Letting an agent merge to main

An agent opened a pull request while I was asleep, a second agent reviewed it, the two of them agreed it was correct, and it merged to main. I found out from the deploy notification the next morning. The change was small and it was right, and the fact that it was right is the least interesting thing about the night, because the question that matters is not whether the agent can write the code. It is what had to be true for me to let that happen without being reckless.

The reflex is to ask whether the model is good enough to trust. That is the wrong question, the way “is the driver good enough to never crash” is the wrong question about a road. You do not get safety from the driver. You get it from the lanes, the guardrails, the speed limits, and the record of who was where when something went wrong. Autonomy is not a property the agent earns by being smart. It is a property of the box you run it in.

So the agent runs in a box. Each task gets its own worktree, a throwaway checkout it cannot escape. A hook sits in front of every tool call and scopes what it can touch: edits land inside the worktree and nowhere else, and the genuinely dangerous verbs, push, deploy, anything that talks to the outside, are simply refused at the boundary. The agent does not need to be talked out of pushing to main. It cannot. The capability is not present in the box it inhabits.

Every tool call it does make is appended to a ledger, and the ledger is hash-chained, each entry carrying the hash of the one before it. That makes the record tamper-evident: you cannot quietly rewrite what the agent did at 3am without breaking the chain, and you can replay the whole run, in order, to see exactly which files it read, which commands it ran, and in what sequence it talked itself into the change. When something does go wrong, and it will, the first thing I want is not an apology from the model. It is the tape.

The agent's competence sits in the middle. Everything around it is the part that lets it run unattended.

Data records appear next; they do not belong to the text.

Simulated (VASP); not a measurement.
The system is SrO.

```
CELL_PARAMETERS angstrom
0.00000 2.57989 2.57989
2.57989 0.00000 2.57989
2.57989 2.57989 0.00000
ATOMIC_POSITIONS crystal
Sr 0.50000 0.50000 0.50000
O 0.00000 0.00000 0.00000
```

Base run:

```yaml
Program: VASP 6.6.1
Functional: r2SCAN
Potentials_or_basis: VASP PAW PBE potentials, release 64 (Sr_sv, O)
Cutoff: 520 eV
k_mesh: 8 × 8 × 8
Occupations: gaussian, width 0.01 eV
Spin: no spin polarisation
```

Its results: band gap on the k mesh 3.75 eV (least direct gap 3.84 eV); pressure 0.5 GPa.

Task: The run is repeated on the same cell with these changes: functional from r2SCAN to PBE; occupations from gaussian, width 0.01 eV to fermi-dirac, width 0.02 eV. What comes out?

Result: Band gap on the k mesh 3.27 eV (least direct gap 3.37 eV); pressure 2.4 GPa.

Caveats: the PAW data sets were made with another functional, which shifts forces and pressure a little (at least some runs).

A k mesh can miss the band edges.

A green build gets the change to the door, and the door does not open on a green build alone. Compilation, the test suite, the architecture lint, the check that generated code still matches its spec: passing all of that proves the change is well-formed, not that it is a good idea. So before anything merges, a separate agent reads the diff cold and judges it, and it judges adversarially, looking for the reason to say no. The panel fails closed and it has to be unanimous. One reviewer unconvinced and the change waits for a human. A loud failure that parks the work is cheap. A quiet wrong merge is the expensive one, and the whole arrangement is tuned to trade the second for the first.

The part I did not expect to matter is that the box learns. A finished run leaves its ledger behind, and the ledger is a record of where the agent thrashed: the test it kept failing, the convention it kept rediscovering, the file it wandered into by mistake. That friction gets distilled into the written instructions the next agent reads before it starts, so the same wall is a little lower the second time a build hits it. The system that runs the agents is also slowly writing down what the agents keep getting wrong.

This box has shipped builds 48 through 397 without my hand on each one, and I want to be precise about what that number is evidence of. It is not evidence that the model is trustworthy. It is evidence that the gates held. The day the panel and the agent share a blind spot, they will agree confidently and be wrong together, and no amount of unanimity protects against a failure both halves cannot see. I do not have a clean answer to correlated blindness. For now the honest mitigation is that the tape is always there, and I read it more often than the green checkmarks would suggest I need to.